Myth: The company just had a stock split (forward).
Counter-Example: It’s still possible to fall from grace in record time. SUNE being a prime example.
Myth: The stock just got uplisted to the NMS.
Reality: It’s not unheard of for company insiders to push for an uplisting when they are trying to unload their shares. Besides, even when management doesn’t have bad intentions, some companies don’t even last a year on the national markets before being delisted.
Myth: The company just had an IPO.
Reality: Insiders were often in a rush to dump their shares and run. And guess what, they usually find plenty of suckers. The record IPO-to-bankruptcy timespan is measured in months, not years.
Myth: The company is too important for the government or a large customer/supplier to let it go under (or too big to fail).
Counter-Examples: MCP, GTAT (to Apple) were allowed to restructure their capital structures, without endangering the output produced from their operations. USEC also got restructured, even though it is a vital U.S. government contractor.
Myth: The company just bought another company in a merger/acquisition.
Counter-Example: CHK bought Wildhorse and was on an expansion trajectory before the high leverage caught up with them.
Myth: The company has a stock buyback program in place (and possibly has been buying up shares on the open market).
Reality: Announcing a stock buyback (or its approval by the Board) doesn’t guarantee it will be carried out (i.e. such agreements are not-binding, may include exit clauses like price caps, and may just be for show to juice the stock price).
Myth: The company has positive EPS, or is about to reach profitability (i.e. management guidance calls for a turnaround at any moment).

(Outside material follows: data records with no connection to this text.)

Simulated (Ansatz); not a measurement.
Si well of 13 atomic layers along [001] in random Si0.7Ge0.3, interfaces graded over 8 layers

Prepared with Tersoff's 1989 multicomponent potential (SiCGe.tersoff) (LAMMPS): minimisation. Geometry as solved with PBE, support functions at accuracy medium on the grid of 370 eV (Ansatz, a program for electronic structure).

Reality: Accrual management (and pro forma accounting) can account for some of these artificial profits. In extreme cases, financials statements may have been inflated due to fraud or questionable accounting practices. In other cases, positive EPS is a relic of an old business model that has reached the end of its lifespan (or various asset sales disguised as revenues). Additionally, the company may have taken an accounting big bath (with lots of write-down), so the depreciations costs may be have been adjusted downward, to an artificially low level, hence boosting profitability (at least on paper).
Myth: The company is the dominant player in its industry, based either on market share or profitability.
Counter-Example: Especially if many of its peers have restructured their liabilities, the company may be at a cost disadvantage (e.g. higher interest payments, pension liabilities, debt overhang). Nonetheless, market leaders go bankrupt all the time. GM was once the biggest carmaker in the world.
Myth: The credit rating isn’t at junk status and/or its bonds are not trading at distressed levels (i.e. bond markets aren’t bearish).
Counter-Examples: Enron & Lehman Brothers weren’t downgraded before they defaulted. Besides, the outlook for creditors may be completely different than shareholders, who are further down the capital structure. Bondholders claims might be secured with collateral and/or they expect to be paid from the estate, while shareholders are last in line and likely to be wiped out. In fact, senior noteholders frequently recover 100% on their investments, even in bankruptcy.
Myth: The company has an experienced management team that is well-respected.
Counter-Examples: Plenty of big names, once heralded as business leaders have had a sudden fall from grace, including Ken Lay, who was on the cover of several magazines prior to Enron imploding. Nortel and Worldcom were also admired companies, before their difficulties were laid bare.
Myth: The company was given an unqualified audit opinion (i.e. no a going-concern warning was issued by its auditors on its last financial statements).
Reality: 50% of defaults don’t get a GCO [2166].
Myth: Bankruptcy is said to be "priced in" to the stock price.
Reality: That statement doesn't make much sense. The value of a bankrupt share is zero (except in exceptional circumstances). Any price above zero is merely an option value on the company pulling out a miracle. Likewise, the expected value of a lottery ticket is zero, but it usually sells for a few bucks before the draw on irrational optimism. If your investment strategy is dependent on an unexpected windfall, you are gambling, not investing!
Myth: A prepackaged bankruptcy is planned and equity holders are said to be receiving equity in the new company.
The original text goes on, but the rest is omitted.